The interval of convergence of a series is the range of values for which the series converges to a sum. For a power series, the interval is found using the radius of convergence and evaluating the behavior at the endpoints. When we have a radius of convergence, the series will converge for all values of the variable within this distance from the center of the series.
In this example, we have determined the radius of convergence to be 1. This tells us that the series converges for values of \( x \) such that \( |x| < 1 \), which means our series starts by converging over the interval from \(-1\) to \(1\) before considering the endpoints.
The endpoints need to be tested separately because sometimes the series converges at one or both ends. Here, we plugged in \( x = 1 \) and \( x = -1 \) into the series and found it diverged in both cases, so neither endpoint is included. Thus, the interval of convergence is \((-1, 1)\), an open interval that does not include the endpoints.

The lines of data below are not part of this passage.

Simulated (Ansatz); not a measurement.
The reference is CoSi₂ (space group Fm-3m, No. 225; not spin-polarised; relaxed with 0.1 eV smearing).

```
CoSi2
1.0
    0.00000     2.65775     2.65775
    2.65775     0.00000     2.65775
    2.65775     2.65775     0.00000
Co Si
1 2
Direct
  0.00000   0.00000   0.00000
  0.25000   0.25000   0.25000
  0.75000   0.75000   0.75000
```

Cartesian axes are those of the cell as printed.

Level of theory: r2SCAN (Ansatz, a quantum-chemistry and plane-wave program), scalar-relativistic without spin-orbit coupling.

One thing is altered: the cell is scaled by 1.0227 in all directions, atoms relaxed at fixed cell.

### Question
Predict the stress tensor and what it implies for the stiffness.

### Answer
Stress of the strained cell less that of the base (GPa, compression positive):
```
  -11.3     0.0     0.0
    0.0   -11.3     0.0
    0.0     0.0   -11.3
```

The ratio test is a method to test the absolute convergence of an infinite series. It involves taking the limit of the absolute value of the ratio of successive terms. For a series \( \sum a_n\), it suggests that if the limit \( \lim_{n \to \infty} \left| \frac{a_{n+1}}{a_n} \right| = L \) then:

• The series converges absolutely if \( L < 1 \)
• The series diverges if \( L > 1 \) or \( L \) is undefined
• The test is inconclusive if \( L = 1 \)

In our series, \( a_n = n x^n \), applying the ratio test involves computing \( \frac{a_{n+1}}{a_n} = \left(1 + \frac{1}{n}\right) |x| \). Taking the limit as \( n \) approaches infinity, we simplify to \( |x| \).
Since \( L = |x| \), for the series to converge, we need \( |x| < 1 \). Therefore, the radius of convergence is 1. This radius gives us a crucial insight into where the series will sum up to a finite number and is used to determine the interval of convergence.

An alternating series is one in which the terms alternate in sign. This means each successive term alternates between positive and negative. For a series like \( \sum (-1)^n a_n \), the terms \(-a_n, a_{n+1} \) switch their signs because of the \((-1)^n\) term.
The series in our problem, \( \sum (-1)^n n x^n \), is an example of an alternating series due to the \((-1)^n\) factor, resulting in alternating positive and negative terms. The alternating pattern plays a key role in determining convergence:

• A series \( \sum (-1)^n b_n \) converges if the terms \( b_n \) are decreasing and \( \lim_{n \to \infty} b_n = 0 \).
• This is known as the Alternating Series Test.

Despite being alternating, our series does not pass the Alternating Series Test at the endpoints \( x = 1 \) and \( x = -1 \), as it diverges. Nonetheless, understanding how alternating series can influence convergence is crucial when dealing with series compositions like these.